Scalability and Daughterships

It is possible to run daughtership processes that read their configuration from a mothership process, and then act as that mothership would. This can provide advantages in some configurations, such as superclusters comprised of subclusters (interconnected with relatively fast networks) connected together across relatively slow networks. If each subcluster has a single dedicated daughtership process, only the daughtership need connect to the mothership to collect data; the other processes in the subcluster can get their connection information from the daughtership.

Daughterships can be arranged in something of a matriarchal hierarchy, with one grandmothership having multiple daughterships, and each of those daughterships also having daughterships of its own. This might provide startup performance advantages for very-large-scale clusters. (Note that only one grandmothership can exist in any configuration; there must be one and only one mothership at the top of the hierarchy.)

Running a Daughtership Process

To create a daughtership process, set appropriate environment variables, then run the daughtership.py Python script:

$ export CRMOTHERSHIP=mothermachine:port
$ export CRDAUGHTERSHIP=localhost:port
$ python daughtership.py

The daughtership will connect to the specified mothership, and will request and read all of the configuration information from that mothership. The mothership will, in turn, register the existence of the daughtership (so that dynamic configuration information will be shared with the daughtership).

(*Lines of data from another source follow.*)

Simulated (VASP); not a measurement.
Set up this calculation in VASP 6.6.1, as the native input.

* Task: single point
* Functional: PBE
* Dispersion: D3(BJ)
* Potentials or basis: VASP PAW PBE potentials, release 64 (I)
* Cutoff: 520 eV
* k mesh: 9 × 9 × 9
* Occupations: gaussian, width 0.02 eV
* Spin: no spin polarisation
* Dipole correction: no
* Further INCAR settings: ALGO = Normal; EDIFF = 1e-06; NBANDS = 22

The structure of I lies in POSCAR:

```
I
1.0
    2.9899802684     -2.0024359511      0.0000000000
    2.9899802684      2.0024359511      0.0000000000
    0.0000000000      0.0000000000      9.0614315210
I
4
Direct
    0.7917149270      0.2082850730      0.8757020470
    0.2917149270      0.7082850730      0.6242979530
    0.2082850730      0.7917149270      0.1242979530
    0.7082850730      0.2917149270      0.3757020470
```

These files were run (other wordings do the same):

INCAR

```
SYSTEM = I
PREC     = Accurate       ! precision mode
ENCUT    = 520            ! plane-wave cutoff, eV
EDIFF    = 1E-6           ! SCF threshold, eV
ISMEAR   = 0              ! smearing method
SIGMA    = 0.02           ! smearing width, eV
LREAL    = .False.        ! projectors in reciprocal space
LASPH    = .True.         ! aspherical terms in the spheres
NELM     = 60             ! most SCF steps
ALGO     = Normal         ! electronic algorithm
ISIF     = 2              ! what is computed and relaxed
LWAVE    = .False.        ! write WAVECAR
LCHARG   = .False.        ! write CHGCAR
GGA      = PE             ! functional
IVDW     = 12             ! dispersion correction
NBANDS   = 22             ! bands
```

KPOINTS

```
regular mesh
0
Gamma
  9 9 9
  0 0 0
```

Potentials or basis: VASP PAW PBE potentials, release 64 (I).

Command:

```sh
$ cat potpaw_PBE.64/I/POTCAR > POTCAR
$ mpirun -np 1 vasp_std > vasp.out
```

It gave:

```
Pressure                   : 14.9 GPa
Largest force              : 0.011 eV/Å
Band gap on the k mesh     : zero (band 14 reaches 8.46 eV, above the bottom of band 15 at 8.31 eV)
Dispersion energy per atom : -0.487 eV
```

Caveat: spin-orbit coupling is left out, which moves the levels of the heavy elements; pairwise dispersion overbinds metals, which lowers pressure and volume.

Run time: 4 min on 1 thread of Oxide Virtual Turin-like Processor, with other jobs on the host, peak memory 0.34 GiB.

The daughtership will then start listening for connections just as a mothership would. Other processes (say, a crserver) can be told to connect to the daughtership (by setting the CRMOTHERSHIP environment variable to point at the daughtership, rather than the mothership) and can operate (with a few limitations) just as though they were connected to the mothership.

Daughtership Limitations

Dynamic host matching does work with daughterships, but performance suffers. When a daughtership needs to resolve a dynamic host, it must ask that its mothership resolve the host on its behalf. If that mothership is also a daughtership, it must pass the request to its mother, until the grandmothership is reached.
Once the grandmothership resolves the dynamic host, it sends the information to all its daughterships, who register the information and then continue to pass the information to their daughterships, etc.
So each dynamic host matched at a daughtership requires at least a round trip to the mothership, and possibly more. For optimum performance, all dynamic hosts should connect directly to the grandmothership; daughterships should be reserved for use in static host configurations or subconfigurations.
Processes intended to communicate with each other must both contact the same daughtership or mothership. The motherships and daughterships are each capable of brokering connections, so that if a server and its associated client both connect, any of the motherships or daughterships can manage the connection.
But information on pending connections is not shared between daughterships and motherships. (If it were, every connection request and every connection matching would require considerable communication between motherships and daughterships, defeating any potential performance improvements gained by having the mothership/daughtership hierarchy.)
So if a particular client and a particular server needed to connect with each other, they would first connect to a mothership (or daughtership) which would broker the connection. If they connect to the same mothership or daughtership, everything works. But if they happen to connect to different motherships or daughterships, both of them will hang, waiting for the other one to connect (which will never happen).